Inspiration comes from funny places, not just the fashion world. Berkowitz suggests scouring your home from top to bottom to uncover hidden treasures that are sure to add polish to earrings, necklaces, bracelets and more. Antique keys, broken pieces of old jewelry, buttons and photographs are ideal for creating eye-catching accessories you won't see anyone else sporting at your next social gathering.
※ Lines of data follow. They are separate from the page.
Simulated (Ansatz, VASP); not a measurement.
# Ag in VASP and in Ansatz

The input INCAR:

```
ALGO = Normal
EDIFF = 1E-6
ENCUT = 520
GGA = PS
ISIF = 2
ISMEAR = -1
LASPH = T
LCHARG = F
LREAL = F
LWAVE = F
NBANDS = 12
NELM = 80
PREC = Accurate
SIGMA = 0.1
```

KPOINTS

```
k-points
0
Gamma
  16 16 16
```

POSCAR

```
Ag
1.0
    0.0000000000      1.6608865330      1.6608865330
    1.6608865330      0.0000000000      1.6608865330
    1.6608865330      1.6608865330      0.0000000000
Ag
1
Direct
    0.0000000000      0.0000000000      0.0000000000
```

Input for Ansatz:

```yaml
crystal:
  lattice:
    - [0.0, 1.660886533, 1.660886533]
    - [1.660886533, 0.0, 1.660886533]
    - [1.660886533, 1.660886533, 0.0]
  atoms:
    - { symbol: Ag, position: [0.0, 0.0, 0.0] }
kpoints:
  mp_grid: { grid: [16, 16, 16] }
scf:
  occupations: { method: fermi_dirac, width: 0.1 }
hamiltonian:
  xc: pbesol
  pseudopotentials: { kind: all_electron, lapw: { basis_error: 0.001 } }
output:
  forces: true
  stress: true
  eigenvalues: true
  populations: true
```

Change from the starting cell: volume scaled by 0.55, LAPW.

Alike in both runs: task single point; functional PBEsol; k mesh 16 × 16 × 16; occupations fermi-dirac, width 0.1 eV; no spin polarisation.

Go on a treasure hunt. Thrift stores and antique shops may not carry the latest Prada bag or Blahnik pumps, but they are treasure troves for old jewelry and household items that are easy to turn into new pieces of jewelry. Let your imagination run wild. Keep in mind colors and patterns from your favorite outfits, or look for bold pieces that will pop on a more neutral ensemble. Old jewelry is easy to take apart --- take advantage of unique beads and prices lower than you'll find in any jewelry store.
Wholesale events conserve your beauty budget while upping your fashion IQ. Berkowitz suggests applying for a wholesale license in your area, especially if you hope to make a profit by selling any of your jewelry. Wholesale bead events are often held at convention centers in major metropolitan areas several times a year. Vendors set up seas of tables with the hottest beads on the fashion scenes for lower than low prices.
Classes organize your creativity and make it easy to put together the beads and pendents you've collected so that they truly reflect your fashion sense. Berkowitz suggests checking for classes at local bead shops when you are getting started. Bring your own beads from home, or pay to use some of theirs. Instructors are generally experienced jewelry designers who will give you the knowledge boost you need to burst your way onto the fashion scene with your unique accessories. Once you know what you are doing, it will be easy to build your jewelry from the comfort of your own home.
The Internet is a jewelry diva's best friend, especially when you're stuck on a design in the wee hours of the morning and no bead shops are open. Berkowitz encourages fashion-savvy creators to check out sites like Around the Beading Table that offer beading patterns and tutorials, book suggestions and more.